TopNPackages

From PCTeXWiki

Contents

Which LaTeX packages are most used?

(with some real data on which packages are most used)

The problem

The LaTeX distribution has more than 2,000 classes and styles (1). These classes and styles provide easy ways for a LaTeX user to change the appearance of a document and to add useful new commands. These LaTeX add-ons exist as files and are loaded automatically by your LaTeX system. For example, if your document contains the command

 \usepackage{SIunits} % format scientific units

your LaTeX system will locate the file SIunits.sty and include it as part of your document.

But before you decided to use SIunits you might have looked in the TeX Catalogue and noticed that there were several packages that format scientific units. Which one should you use? Which ones are most current?

Another way to look at the problem is from the point of view of a LaTeX distribution maintainer who wants to document useful aspects of LaTeX packages. For example, PCTeX and other distributions provide the user with an easy way to configure options in classes and styles. Since it will take some time to document each package, it's best to work first on those that are used most. So again the problem is, which packages are most commonly used?

Current methods

Below are some of the methods LaTeX users can employ to choose packages:

LaTeX guides - If you own a LaTeX guide, there are usually directions included for composing various types of documents. The guide will include sample files or templates that reference LaTeX packages. Often the indexes to these guides will contain useful packages.

The TeX Catalogue (http://texcatalogue.sarovar.org/) - an online reference to all LaTeX and other packages, with more than 3,200 entries. There is also a useful Topical index of packages.

Comprehensive TeX Archive Network (http://ctan.org/ CTAN) - the complete TeX archive with an online search tool. This may be difficult to use for the casual LaTeX user.

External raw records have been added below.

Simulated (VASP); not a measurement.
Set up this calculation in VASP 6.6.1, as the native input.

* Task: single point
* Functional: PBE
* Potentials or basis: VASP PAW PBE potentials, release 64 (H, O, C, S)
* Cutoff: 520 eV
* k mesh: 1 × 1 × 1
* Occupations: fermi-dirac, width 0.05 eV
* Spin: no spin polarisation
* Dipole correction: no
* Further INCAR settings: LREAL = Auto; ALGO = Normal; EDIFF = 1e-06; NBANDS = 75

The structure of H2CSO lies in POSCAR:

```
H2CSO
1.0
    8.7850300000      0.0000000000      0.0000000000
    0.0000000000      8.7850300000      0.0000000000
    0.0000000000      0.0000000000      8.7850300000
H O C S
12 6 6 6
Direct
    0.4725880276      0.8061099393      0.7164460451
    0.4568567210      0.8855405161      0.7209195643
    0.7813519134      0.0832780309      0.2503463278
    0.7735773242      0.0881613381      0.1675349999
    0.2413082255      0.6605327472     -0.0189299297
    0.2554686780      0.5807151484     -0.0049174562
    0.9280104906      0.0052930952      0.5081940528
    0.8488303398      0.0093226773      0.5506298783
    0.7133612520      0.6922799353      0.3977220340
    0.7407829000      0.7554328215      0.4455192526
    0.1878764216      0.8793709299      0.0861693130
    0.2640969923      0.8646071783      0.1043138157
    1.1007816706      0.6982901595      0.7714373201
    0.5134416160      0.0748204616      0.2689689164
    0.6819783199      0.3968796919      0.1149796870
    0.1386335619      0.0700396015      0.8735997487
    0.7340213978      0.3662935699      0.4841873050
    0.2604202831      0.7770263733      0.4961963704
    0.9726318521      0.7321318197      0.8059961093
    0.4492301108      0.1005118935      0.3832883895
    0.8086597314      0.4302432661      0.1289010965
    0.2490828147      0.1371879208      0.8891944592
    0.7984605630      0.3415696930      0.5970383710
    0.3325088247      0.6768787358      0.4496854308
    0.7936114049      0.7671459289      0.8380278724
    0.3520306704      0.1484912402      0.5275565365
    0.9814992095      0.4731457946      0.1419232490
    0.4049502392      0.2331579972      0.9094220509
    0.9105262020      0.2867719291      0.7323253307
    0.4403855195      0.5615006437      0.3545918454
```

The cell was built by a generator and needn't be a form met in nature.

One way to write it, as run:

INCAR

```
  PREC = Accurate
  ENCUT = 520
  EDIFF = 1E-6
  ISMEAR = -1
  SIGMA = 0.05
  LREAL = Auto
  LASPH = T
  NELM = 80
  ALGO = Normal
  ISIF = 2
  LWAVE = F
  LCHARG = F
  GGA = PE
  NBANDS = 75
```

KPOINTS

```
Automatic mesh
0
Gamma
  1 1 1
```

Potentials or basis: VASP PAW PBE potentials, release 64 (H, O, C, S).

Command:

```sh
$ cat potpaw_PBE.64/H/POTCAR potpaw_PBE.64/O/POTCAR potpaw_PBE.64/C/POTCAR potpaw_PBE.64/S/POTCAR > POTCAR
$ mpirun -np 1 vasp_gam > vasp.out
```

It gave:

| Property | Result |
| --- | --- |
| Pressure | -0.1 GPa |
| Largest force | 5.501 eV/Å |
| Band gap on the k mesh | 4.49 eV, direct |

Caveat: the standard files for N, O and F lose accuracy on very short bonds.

A real life way to determine commonly-used packages

In mid-2007 Personal TeX, Inc. began a project to offer documentation on the most commonly used LaTeX packages. The first phase of this project was to present dialogs from within the PCTeX GUI to help users configure options for documentclasses and packages (for example, the article class, the hyperref package, etc.), and also provide an easy way to view the available documentation for each class or package.

We needed a way to determine which packages were most used so that we could begin documenting these first. Initially, we choose a set of packages that seemed to be most commonly used. We identified about 20 packages and then provided the necessary documentation so that users could configure options and display documentation.

For the next phase of the project we needed to know which of the remaining 2,000+ classes and packages were most worth documenting. We found a way to determine exactly which packages PCTeX users employed most.

PCTeX, like other LaTeX distributions, uses a just-in-time method to load packages from an online archive. For example, when a user writes the following in a document

	\documentclass{beamer}

LaTeX looks for the appropriate package files in the local archive, which is kept on the user's system. If beamer.cls is installed locally, the LaTeX system continues formatting the document. Otherwise, PCTeX will automatically download this package from an online archive and install it in the user's system.

When PCTeX requests a package from its online archive it keeps a log of which package was requested, along with the date and time of the request, and the user's serial number. Using this data were are able to determine which packages are used most frequently, how many packages were requested by each user, and the timeframe when the packages were requested.

Some statictics

With the help of statistician Peter Flom a set of data points were analyzed, and some useful graphs and tables were generated.

The most-requested packages (The top-N)


The number of packages requested per user

When we at PCTeX first implemented the just-in-time package loader, the system logs from our online archive showed that many fewer packages were requested than we had predicted. Peter Flom analyzed a set of data points from 1,013 users and generated the table below. PCTeX is installed with a small set of packages that do not need to be downloaded. Notice that nearly half of the users studied downloaded no additional packages beyond this basic set. This is shown in the first row of the table where 500 users downloaded 0 packages.

Number of packages downloaded Number of users
0 500
1 85
2 37
3 46
4 59
5 47
6 36
7 32
8 23
9 21
10 14
11-15 65
16-20 41
21-50 72
51-100 19
more 11

When are packages requested

The data points were able to tell when packages were requested. We suspected that users would have a fair amount of activity when they first began using PCTeX. That is, the documents they were formatting first would need some additional packages. After this initial period their requests would become fewer. This seems to bear out in the graph below.

Some problems with the data, and future remedies

We took care in choosing the data to be analyzed. We used the data for single users only, and discarded site license users. If we had included site license users we could not have studied the dynamics of a single user.

We used data from registered users only. PCTeX is available as a 30-day trial, and we did not include data for those who requested a trial.

On the other hand, since the data for trial users who eventually became registered users was not used, it is likely that users in this situation may have downloaded packages during the trial period. Since this data was discarded and only the data for when the user was registered is used, some of the tables and graphs above may not reflect true user behavior.

The data collected was for package bundles only, and not for individual classes and styles. For example, the tools package consists of a bundle of over 30 style files. We collected data for tools but not for the individual style files included in the tools bundle, such as afterpage, enumerate, multicol, etc.

Conclusions

The data seem to follow what we and probably others suspected. Of the 2,000+ LaTeX packages available only a small number are used frequently. We at PCTeX are continuing the package documentation project based on this data.

Even though the results reflect PCTeX users, it may be useful for maintainers of archives and other distributions. The online LaTeXpedia project proposed by the Italian User Group may be able to offer articles on commonly used packages, before embarking on documenting all known packages.


(1) The TeX Live 2007 distribution offers 201 document styles (\documentclass{...}) and 2,133 packages (\usepackage{...}). There are even more in the CTAN collection.